I’ve been reading poetry from the Second World War, mainly as part of the preparation for my talk on “The natures of war” tonight. My main focus for the last several weeks has been on the sand and dust of the Western Desert but my eyes kept straying.
I’ve been moved by the work of Keith Douglas, amongst several other ‘desert poets’, but his “How to kill” captures the impersonality-intimacy of the killing space better than almost anything I know and has a relevance far beyond its time and place:
‘Now in my dial of glass appears
the soldier who is going to die.
He smiles, and moves about in ways
his mother knows, habits of his.
The wires touch his face: I cry
NOW. Death, like a familiar, hears
and look, has made a man of dust
of a man of flesh…’
Here is a virtualized reading of the poem (more details of what that means here)

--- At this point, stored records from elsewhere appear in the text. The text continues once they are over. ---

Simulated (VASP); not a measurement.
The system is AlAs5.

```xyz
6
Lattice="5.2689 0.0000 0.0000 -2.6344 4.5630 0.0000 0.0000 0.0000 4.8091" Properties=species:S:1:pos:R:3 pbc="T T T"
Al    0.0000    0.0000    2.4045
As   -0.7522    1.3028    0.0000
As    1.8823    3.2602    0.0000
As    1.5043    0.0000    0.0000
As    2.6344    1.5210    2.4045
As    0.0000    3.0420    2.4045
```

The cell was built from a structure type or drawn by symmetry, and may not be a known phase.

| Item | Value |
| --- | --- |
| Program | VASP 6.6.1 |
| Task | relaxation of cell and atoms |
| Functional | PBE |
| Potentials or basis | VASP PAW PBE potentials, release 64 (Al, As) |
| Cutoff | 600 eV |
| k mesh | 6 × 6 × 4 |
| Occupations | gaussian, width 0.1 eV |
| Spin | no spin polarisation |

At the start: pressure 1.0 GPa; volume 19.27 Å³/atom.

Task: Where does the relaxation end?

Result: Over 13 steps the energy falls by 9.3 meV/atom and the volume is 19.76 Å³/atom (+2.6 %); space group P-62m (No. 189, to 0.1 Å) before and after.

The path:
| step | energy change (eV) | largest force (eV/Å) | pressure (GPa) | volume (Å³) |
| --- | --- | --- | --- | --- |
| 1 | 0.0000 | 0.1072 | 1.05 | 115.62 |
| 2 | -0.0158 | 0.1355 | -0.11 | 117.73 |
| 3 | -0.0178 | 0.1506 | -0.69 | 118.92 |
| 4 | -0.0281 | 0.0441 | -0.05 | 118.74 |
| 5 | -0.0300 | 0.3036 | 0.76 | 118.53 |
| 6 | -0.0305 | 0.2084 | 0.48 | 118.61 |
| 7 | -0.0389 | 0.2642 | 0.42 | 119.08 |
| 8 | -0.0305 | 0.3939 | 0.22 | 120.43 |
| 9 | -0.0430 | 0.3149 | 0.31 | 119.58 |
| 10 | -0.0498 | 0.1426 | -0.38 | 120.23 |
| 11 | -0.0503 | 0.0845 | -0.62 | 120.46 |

Douglas’s body of work is remarkable. He’s often described as one of the finest poets of the war; he served as a tank commander in the Western Desert and was subsequently killed in Normandy in June 1944. There’s a compelling combination of the theatrical with the documentary (what Douglas called ‘the extrospective’) in his writing: you can see it in his poetry but also in his prose account of the desert war, From Alamein to Zem Zem (newly available in a Kindle edition), and this prompted Owen Sheers to put Douglas on the stage in a one-man play at the Old Vic, Unicorns, Almost, with Joseph Fiennes (‘Who then can live among this gentle/obsolescent breed of heroes and not weep/Unicorns almost’). Sheers also developed a documentary for BBC4, Battlefield Poet.
There’s an excellent discussion of ‘The vision of Keith Douglas’ in Tim Kendall’s Modern English war poetry (2009; available online if your library has a copy), another by Adam Piette on ‘Keith Douglas and the poetry of the Second World War’ in Cambridge’s Companion to twentieth-centuy English poetry (2007; also available online, same conditions apply) and a very good open access essay by Costas Evangelides, ‘Keith Douglas: Death’s several faces’, here.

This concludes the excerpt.